By MIKE ROBBINS
I, too, was surprised at the tone the Anchorage Daily News took toward Mayor-elect Dave Bronson this weekend, telling him that he doesn’t have the support of half of the people of Anchorage, so he’d better learn to get along with the leftist Assembly.
A great city needs a great newspaper. The newspaper even in today’s world of declining readership and alternative sources of news is critical to a city’s sense of who it is. Clearly based on the writing this weekend, our local paper has decided to take the same approach as many of the national media: Caustic, divisive, and out of touch.
What ever happened to respecting the wisdom of the electorate? What ever happened to the idea that Anchorage residents really do wish success for their next mayor, because the success of the entire city depends on it? Regardless of party or beliefs we are all Alaskans. We have always prided ourselves on being able to have a good political dust-up, shake hands, roll up our sleeves, and get to work.

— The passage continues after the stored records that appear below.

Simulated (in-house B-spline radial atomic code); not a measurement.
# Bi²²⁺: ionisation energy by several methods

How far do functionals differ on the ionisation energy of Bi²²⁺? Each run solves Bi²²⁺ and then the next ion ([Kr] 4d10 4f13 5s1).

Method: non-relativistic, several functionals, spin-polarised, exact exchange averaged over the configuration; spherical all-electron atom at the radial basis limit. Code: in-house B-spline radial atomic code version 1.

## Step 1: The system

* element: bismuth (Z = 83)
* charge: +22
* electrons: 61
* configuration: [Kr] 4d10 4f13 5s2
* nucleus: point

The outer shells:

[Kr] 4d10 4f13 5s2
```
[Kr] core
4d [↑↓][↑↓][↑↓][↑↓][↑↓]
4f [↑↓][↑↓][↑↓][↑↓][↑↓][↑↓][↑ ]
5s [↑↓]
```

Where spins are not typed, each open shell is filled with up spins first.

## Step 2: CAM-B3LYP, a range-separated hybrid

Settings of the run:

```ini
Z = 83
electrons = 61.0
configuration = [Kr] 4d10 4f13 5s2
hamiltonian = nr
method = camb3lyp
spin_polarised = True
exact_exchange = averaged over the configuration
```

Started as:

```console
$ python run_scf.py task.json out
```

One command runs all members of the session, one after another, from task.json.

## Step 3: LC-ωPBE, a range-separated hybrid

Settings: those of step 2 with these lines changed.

My hope is that our Assembly will realize and understand that is their charge as leaders in our city, a fact that has obviously escaped the Anchorage Daily News.
The voters in Anchorage decided in April that they wanted a clear choice for the runoff, and they got one. They created a May election that posed two very different philosophies:
- Forrest Dunbar represents a Marxist vision for Anchorage, where work and self-reliance isn’t valued, and where critical race theory is the driving force. He represents a vision of a community where the Constitution is diminished because the founders of the nation were imperfect people. Most of the Anchorage Assembly represents this vision for Anchorage, and it’s terribly sad that they have been put in positions of power.
- Dave Bronson brings a different vision and a new direction after six years of progressive politics: A return to personal freedom and responsibility, smaller government, getting and keeping this town open for business; no more hard-hearted shutdowns. Most importantly, a town that welcomes and supports its small businesses, and has an environment that encourages development and growth.
The voters – more than half of them – remember former Mayor Ethan Berkowitz standing with the protesters last June, declaring, “I look out and I see a crowd full of revolutionaries, and it makes my heart glad.”
They remember him as the bathroom nude-selfie mayor, and they remember his enabler Forrest Dunbar, who rose quickly to defend Berkowitz against the accusations of a television anchorwoman, whose accusations — some of them — were quickly proven.
Anchorage has seen where so-called progressive policies have taken this community – empty storefronts, homeless cities within our city, with people literally defecating on our streets, a school district that’s not educating our children, and all of this causing more and more Anchorageites to migrate to the valley. Progressivism is, at least in Anchorage, regressivism.
The Anchorage Daily News clearly didn’t get the memo: Anchorage wanted to balance out the Assembly with a mayor who displays common sense and compassion.
It’s telling that a person such as Dave Bronson, with literally no name ID among the people at this time last year, could overcome the household name of Forrest Dunbar: We want to go in a different direction. We expect better of our community.
What the editorial writers at the Anchorage Daily News also missed was the deep pain experienced by so many people in Anchorage, and how they felt dismissed by their local government this past year.
The ADN mentioned a woman who burned her mask at the Assembly, evidently missing the point she was making: The woman is deaf, and she was giving clueless Assembly members a real demonstration of the pain and isolation she experienced while unable to read lips, with everyone in the city forced behind a mask.
People came and wept in front of the Assembly about their lives being ruined by the policies of the mayor, approved every other week for nearly a year by the Assembly.
The public spoke about businesses going under, children depressed and suicidal, and they rightfully objected to a wrongheaded policy to develop a poorly planned homeless industry in Anchorage.
What so many of them told me, while I was campaigning this winter for mayor, is that they want more certainty, less seesaw. I listened and I heard: They felt whiplashed by government telling them one thing one week, and going in a different direction the next.
Even now, restaurant owners are worried about ordering inventory, because they have been burned by government policies that led to spoilage and losses in 2020, which they hope and pray they can recover from.
I wish this mayor-elect well. He has an enormous job turning our economy around and giving the business community confidence again.
Unlike the Daily News, I believe Dave Bronson gets it, he understands that he is Mayor elect of all of Anchorage, that he needs to listen to all voices and work to make life better for all of us. It will benefit the newspaper if he is able to do so. They ought to not only give him a chance, but they should give the voters a pat on the back for voting for change.
Mike Robbins is a businessman in Anchorage, owner of the Robbins Agency, who ran for mayor this year.